The 19th of June is known as Juneteenth, an African-American holiday begun at the end of slavery days. Its origins are Texan, not Louisianan, but Juneteenth has long had strong roots in the South and has since spread all over the country as a time for African-Americans to commemorate their freedom and accomplishments.
President Lincoln announced the Emancipation Proclamation, which granted freedom to slaves in Confederate states, on New Year’s Day in 1863. Word didn’t reach the African-American slaves of Galveston, Texas, until June 19, 1865, when a force of 2,000 Union soldiers arrived and informed them of their freedom. Although news traveled slowly in those days, historians suspect Texas slaveholders knew of the proclamation and chose not to free their slaves until they were forced to.

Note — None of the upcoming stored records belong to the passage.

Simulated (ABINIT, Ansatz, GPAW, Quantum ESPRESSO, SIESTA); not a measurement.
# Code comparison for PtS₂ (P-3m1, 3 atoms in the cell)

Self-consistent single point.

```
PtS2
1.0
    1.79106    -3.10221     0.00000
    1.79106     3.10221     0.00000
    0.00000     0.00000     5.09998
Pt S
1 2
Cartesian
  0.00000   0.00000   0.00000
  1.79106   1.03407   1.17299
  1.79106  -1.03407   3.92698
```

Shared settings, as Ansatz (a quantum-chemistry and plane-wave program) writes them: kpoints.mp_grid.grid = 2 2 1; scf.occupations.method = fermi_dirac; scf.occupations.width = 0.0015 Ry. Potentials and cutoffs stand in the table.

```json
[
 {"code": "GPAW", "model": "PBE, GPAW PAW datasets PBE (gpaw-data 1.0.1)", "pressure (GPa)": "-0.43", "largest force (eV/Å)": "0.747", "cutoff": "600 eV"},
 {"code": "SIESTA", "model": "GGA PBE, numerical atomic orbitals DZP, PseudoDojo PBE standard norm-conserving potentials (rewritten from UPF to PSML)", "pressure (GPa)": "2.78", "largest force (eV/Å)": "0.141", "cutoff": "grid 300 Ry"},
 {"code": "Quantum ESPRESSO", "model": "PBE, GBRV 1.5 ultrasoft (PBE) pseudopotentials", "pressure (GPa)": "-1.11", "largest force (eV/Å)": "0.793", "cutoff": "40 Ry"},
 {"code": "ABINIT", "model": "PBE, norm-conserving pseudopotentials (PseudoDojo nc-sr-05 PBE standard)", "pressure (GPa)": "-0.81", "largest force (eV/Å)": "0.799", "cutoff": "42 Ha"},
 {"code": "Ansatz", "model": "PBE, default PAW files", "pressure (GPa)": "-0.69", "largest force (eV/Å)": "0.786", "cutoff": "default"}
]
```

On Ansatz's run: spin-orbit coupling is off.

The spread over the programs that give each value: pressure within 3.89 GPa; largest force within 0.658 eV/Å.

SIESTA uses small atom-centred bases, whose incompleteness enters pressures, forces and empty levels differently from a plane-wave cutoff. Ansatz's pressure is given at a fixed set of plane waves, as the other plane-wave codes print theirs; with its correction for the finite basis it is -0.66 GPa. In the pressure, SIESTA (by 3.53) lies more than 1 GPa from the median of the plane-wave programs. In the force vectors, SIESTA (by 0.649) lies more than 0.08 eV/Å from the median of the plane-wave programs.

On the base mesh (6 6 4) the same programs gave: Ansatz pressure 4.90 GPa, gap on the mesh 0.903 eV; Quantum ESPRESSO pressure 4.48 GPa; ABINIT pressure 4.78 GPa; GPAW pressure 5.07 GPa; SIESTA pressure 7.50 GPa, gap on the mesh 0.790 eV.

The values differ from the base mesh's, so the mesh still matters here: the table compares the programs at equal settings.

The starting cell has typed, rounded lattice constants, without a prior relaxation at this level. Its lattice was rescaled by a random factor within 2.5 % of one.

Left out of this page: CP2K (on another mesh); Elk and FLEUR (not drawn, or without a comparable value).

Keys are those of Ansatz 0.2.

The African-Americans of Galveston began an annual observance of Juneteenth that over the years spread to other areas and grew in popularity. Early Juneteenth celebrations were picnics at churches and in rural areas with barbecues, horseback riding, fishing, and more. The early 20th century saw a weakening of the holiday’s observance due to African-American migration to urban centers, the national celebration of Independence Day just a few weeks later, and the preference of white historians to emphasize the Emancipation Proclamation over Juneteenth as a date to mark the end of slavery. Although some activists objected that holiday’s associations with slavery were too backward-looking, Juneteenth’s visibility rose again during the Civil Rights Era of the 1950s and 60s, and its resurgence continues all over the country.
Like elsewhere, in New Orleans, African-Americans celebrate Juneteenth with barbecues and picnics, family and church gatherings that strengthen community bonds. Other events include jazz concerts and lectures emphasizing African-American empowerment, education, and achievement.